One group that will no doubt welcome the Government's decision on Public Private Partnerships is National Toll Roads, the company set up 10 years ago by Tom Roche and his family with a lot of institutional backing to build and run first the East-Link and the West-Link toll bridges.
These toll bridges are a bit of a variation on the PPP projects proposed by the Government and its adviser Farrell Grant Sparks. The two toll bridges pass into local council ownership after 30 years and in the case of the East-Link, Dublin Corporation and Dublin Port & Docks Board already get a 40 per cent cut of the toll revenue.

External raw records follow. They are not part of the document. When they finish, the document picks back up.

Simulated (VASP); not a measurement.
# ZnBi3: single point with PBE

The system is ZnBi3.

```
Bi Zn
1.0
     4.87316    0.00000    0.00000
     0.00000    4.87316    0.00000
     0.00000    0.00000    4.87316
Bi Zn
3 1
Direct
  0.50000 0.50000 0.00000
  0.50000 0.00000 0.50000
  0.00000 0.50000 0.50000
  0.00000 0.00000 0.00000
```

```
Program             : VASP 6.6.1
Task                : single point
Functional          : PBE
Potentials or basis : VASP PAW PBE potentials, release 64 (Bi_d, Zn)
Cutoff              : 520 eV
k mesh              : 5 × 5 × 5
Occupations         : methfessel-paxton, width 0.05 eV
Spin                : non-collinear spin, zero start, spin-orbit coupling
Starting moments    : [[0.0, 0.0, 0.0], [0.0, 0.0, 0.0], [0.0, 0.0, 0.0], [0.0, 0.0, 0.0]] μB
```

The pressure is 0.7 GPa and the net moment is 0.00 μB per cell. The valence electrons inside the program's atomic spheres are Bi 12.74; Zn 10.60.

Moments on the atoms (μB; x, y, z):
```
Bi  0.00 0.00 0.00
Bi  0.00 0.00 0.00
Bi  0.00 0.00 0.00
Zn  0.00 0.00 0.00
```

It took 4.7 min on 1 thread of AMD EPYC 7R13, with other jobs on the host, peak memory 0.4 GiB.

In the case of the West-Link, the Government gets a cut once toll revenues reach a certain level and last year, NTR paid more than £2.4 million to the Government under this arrangement.
Ten years on, NTR is a veritable cash machine, churning out profits last year of £11.3 million on revenues of just £18.3 million. Most companies would drool over those sort of margins, but for the Roche family and NTR's big institutional backers like Standard Life and BIAM, the question is what does NTR do next?
Hefty dividends are one thing £6.6 million was paid out last year but institutions at some stage will want a mechanism to put a value on their investment and a market listing is the most obvious way of doing that.
Tom Roche jnr, who runs NTR, has said in the past that a market listing is an option, but that the group would need a big infrastructural project with which to go to the market. So far, NTR's plans for a landfill at Mulhuddart and an east-west tunnel from Dublin Port to near Heuston Station have been rejected, while bids for the incinerator in north Dublin and the peat-fired power station in the midlands have been rejected. All that NTR has on its plate at the moment is a widening of the West-Link to six lanes.
Now with the Luas underground section, the Dublin Port tunnel, the Southern Cross motorway and the by-passes around Drogheda and Dundalk all earmarked for private investment through a PPP, NTR will no doubt be hoping to make its mark.
Incidentally, the motorway bridge across the Boyne which will be part of the Drogheda bypass looks like being quite an extraordinary structure and will be the State's first suspension bridge. More than 200 metres of the bridge will be cablestayed from a pylon which will be 93 metres high. To the non-metric, that is over 300 feet high (say twice the height of Liberty Hall or 1 1/2 times Cork's County Hall).